Yeah, I can agree with pretty much all of it.
It's a shame, because coverage and performance are very good, but the fact
there is no hand crafting of a higher thin layer makes it horrendously
clunky.

With just a little bit of additional effort it could actually be very
suitable for a lot more than it is suitable for now, but there doesn't seem
to be a lot of interest in improving and extending the bindings, which
ironically leaves the Python wrapper less friendly to read and operate than
the C++ equivalent.

I think I officially hit breaking point a few weeks ago at the hundredth
(literally) time in what should have been a simple script I had to
explicitly cast and recast across multiple variables the same damn data,
and then handle every-single-F'ing-instance of a return explicitly.
God forbid various adaptive set and get methods and constructors that work
perfectly in C++ are wrapped, you can only use the explicitly type handling
ones instead in Python, which makes any upstream change of a type combined
with Python's eco system an absolute nightmare.
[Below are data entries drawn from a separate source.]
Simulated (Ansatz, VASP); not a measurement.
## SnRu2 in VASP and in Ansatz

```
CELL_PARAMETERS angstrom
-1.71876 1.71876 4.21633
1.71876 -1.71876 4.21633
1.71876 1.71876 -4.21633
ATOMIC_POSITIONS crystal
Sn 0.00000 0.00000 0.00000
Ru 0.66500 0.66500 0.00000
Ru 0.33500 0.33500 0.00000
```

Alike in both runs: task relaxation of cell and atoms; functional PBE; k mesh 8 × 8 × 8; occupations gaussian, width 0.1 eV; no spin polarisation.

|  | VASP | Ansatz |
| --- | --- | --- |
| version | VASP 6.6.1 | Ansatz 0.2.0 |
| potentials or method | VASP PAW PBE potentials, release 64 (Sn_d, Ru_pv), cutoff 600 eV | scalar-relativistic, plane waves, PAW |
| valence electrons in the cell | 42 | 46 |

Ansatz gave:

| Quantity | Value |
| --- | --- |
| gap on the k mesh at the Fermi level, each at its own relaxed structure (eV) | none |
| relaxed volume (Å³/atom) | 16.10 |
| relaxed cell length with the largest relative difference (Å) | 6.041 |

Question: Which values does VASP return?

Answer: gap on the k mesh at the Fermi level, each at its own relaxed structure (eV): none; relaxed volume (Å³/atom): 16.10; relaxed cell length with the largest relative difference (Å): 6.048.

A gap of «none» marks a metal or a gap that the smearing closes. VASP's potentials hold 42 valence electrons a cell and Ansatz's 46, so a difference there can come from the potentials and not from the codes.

If you're mostly doing pipe work that's far enough removed from the scene
data and the DG, or has only minimal and simple interaction, you're mostly
OK though.

On Tue, May 6, 2014 at 9:12 AM, Serguei Kalentchouk <
serguei.kalentch...@gmail.com> wrote:

> That certainly holds true if you intend to do any plugin development.
> For all the pipeline / glew / build code you will still need to operate
> within Maya Python unfortunately.
>
> Otherwise the Python implementation in Maya is very straight forward but
> you have to make your piece with the fact that it is not OOP (not
> considering PyMel).
> So without any custom involvement on your end it's basically just
> functional programming with logs of string manipulation.
> On the bright side Maya's command module is pretty substantial in terms of
> its breadth and depth so you have little limitations in terms of what you
> can do.
>
> If you want to get back some OOP sanity then you're welcome to try PyMel
> although it has it's own issues and quirks.
> I've ended up writing my own wrapper that covers 90% of my use cases.